I'll migrate my answer from the comments and add a bit.
Overall, I do believe that it's totally down to the individual how they write their name, especially so in Japanese. On the whole, foreigners, even overseas Japanese, very often have katakana attached to their names rather than kanji, even if they do have a version of their name that uses kanji -- the two examples that come to mind are Yoko Ono (known as オノ・ヨーコ rather than 小野洋子) and Michio Kaku (ミチオ・カク rather than 加來道雄 -- he even gets his name put in the Western order)

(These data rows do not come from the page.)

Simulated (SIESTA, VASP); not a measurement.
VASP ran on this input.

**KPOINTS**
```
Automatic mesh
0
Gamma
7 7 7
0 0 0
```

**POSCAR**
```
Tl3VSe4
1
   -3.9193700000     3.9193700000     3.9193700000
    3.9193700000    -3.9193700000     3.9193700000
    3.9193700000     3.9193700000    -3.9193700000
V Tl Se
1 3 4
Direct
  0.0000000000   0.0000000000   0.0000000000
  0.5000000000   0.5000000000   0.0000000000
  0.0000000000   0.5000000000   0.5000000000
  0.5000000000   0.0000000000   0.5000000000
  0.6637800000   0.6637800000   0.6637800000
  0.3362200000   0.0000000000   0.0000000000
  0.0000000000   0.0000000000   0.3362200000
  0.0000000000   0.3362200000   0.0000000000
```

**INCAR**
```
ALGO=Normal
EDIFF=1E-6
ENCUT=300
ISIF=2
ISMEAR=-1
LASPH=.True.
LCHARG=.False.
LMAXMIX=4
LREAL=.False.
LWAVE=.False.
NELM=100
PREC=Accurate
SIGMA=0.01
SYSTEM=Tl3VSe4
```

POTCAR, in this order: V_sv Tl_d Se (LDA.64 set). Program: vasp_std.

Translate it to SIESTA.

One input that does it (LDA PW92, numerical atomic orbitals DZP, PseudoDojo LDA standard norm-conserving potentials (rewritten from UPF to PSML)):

Using a name in Kanji will help a lot to seem less foreign, if that's your intention, which is why a fair number of naturalized Japanese and foreigners doing business in Japan will give themselves Japanese names using kanji (plus the law requires a name to be hiragana, katakana, or kanji). Kanji come off as more refined, too.
There is a contradiction to this though, in that Katakana surnames with Kanji forenames are nearly unheard of. I've only ever seen this once, and the fact that I remember it for being strange is a credit to how rare it really is.
For you, you could do a few things, and pick whichever suits you best:
Firstly, you could ask your parents what they thought Shiori meant (if anything). I know a lot of parents who give children foreign names at least make an effort to check they know what it means (or what they think it means), so this could work for you, and then you can deduce which kanji your parents were referencing.
If they didn't have anything in particular in mind, you could always pick one of the kanji options for Shiori yourself. Or, if you're a girl, it's okay to write your name in hiragana as しおり, which is commonplace in Japan amongst girls, but not boys. Because of this, it's seen as a very feminine trait.
Finally, you could Japanize your surname and pick a kanji for your name. This is probably the most Japanese option (As mentioned in the comments, Marutei Tsurunen did this, which is why I disagree strongly with the notion that Kanji isn't for foreigners), or otherwise just make up a new surname to use in Japanese. But if you're using a katakana surname, a katakana forename is the only natural option, as I mentioned earlier.
Don't feel pressurized to pick a Kanji unless it suits you. There are a lot of native Japanese with hiragana names, and lots of Korean Zainichi who even just use kana completely (even though most Koreans can write their names in 漢字). Choose what type of impression you want to give off with your name, and whether you want to feel more Japanese with your name (while being mindful that they'll be able to tell in reality if you're not ;), more feminine (if you're a girl), whether katakana's fine for your tastes and so on. I use a Kanji name as most Japanese do, except in my case it's (by virtue of my name) clearly a Chinese name.
Figure out what type of a name you think suits your personality and who you are, but don't get too caught up on an option fitting 100% perfectly. As Shakespeare said, a rose by any other name would smell just as sweet.